In this case, the base model and the retrained model is pretty much 
the same. 
To ensure the stability of the overclocking experiment, we also 
keep measuring the accuracy of the accelerators with extreme 
overclocking. With repeatedly running the test for up to 40 hours, the 
measured accuracy varies slightly as present in Figure 7. Despite the 
fact that the errors caused by the overclocking can be hardly modeled 
precisely at runtime, the inherent error patterns may still partly be 
captured by the CNN model with the proposed training. This 
explains the higher prediction accuracy with the retrained model. 
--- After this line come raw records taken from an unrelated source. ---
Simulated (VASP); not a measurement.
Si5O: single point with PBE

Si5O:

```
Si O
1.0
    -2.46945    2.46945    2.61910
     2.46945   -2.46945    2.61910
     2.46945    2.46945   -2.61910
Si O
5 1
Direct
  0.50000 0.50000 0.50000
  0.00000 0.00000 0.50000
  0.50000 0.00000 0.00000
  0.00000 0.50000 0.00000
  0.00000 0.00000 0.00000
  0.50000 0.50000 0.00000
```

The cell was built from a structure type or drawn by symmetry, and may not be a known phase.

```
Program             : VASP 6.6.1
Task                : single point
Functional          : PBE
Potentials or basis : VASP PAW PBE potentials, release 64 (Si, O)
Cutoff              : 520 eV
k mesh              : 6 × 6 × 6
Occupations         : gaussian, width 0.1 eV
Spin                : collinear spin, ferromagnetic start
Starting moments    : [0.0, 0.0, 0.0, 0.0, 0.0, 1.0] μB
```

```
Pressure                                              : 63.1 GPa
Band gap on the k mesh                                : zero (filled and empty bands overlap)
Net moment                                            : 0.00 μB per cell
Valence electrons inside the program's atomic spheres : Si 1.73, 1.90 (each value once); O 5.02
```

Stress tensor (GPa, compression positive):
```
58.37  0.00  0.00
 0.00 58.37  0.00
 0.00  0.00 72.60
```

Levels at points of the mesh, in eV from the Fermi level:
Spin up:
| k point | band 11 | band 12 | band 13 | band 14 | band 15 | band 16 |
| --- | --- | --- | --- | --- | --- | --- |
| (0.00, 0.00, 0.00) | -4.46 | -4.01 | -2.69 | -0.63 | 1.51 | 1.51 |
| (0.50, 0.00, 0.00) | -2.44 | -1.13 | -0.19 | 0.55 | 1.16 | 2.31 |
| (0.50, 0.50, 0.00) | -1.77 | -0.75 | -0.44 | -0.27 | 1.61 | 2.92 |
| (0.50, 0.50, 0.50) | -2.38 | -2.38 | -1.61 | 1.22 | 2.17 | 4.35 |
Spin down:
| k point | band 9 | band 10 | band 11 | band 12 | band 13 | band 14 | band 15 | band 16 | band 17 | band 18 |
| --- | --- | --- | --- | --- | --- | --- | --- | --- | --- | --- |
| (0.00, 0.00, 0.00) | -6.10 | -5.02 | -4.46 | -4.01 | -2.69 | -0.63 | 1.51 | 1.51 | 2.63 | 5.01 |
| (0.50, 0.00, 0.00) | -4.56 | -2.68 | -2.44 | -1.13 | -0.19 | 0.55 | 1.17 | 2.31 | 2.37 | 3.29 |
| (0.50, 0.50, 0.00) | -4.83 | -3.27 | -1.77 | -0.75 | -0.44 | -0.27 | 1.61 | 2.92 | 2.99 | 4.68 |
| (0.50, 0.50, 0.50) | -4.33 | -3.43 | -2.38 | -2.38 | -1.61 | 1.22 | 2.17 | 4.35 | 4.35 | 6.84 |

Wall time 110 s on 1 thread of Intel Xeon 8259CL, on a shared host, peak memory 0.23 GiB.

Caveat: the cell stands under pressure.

According to the above experiments, we can conclude that the 
proposed accelerator aware training can produce more resilient CNN 
model tolerating errors caused by intensive overclocking.  
 
Figure 7: The Stability of Retrained Model  
Finally, we also present the training time on the hybrid CPU-
FPGA architecture. It can be seen that the training is much slower 
than the fixed-point training on CPU. This is mainly caused by the 
frequently data transferring between device memory and host 
memory in the proposed training, while this will not affect the 
inference time. In addition, we can also find that the training on 
larger network takes longer time and higher clock frequency is also 
beneficial to the training time as expected. 
 
Figure 8: Training time 
4.2 CNN accelerator with soft errors 
With the shrinking semiconductor feature size and increasing 
FPGA capacity, FPGA design gets error-prone to the transient faults 
(often known as soft errors). They can affect the behaviors of the 
FPGA design dramatically. Many researchers [20][21][22][23][24] 
have proposed diverse approaches to address this problem. While 
CNN accelerators on FPGA can be different from general hardware 
design because the CNN model deployed can be further trained and 
tolerate the soft errors as proposed in prior section[1].  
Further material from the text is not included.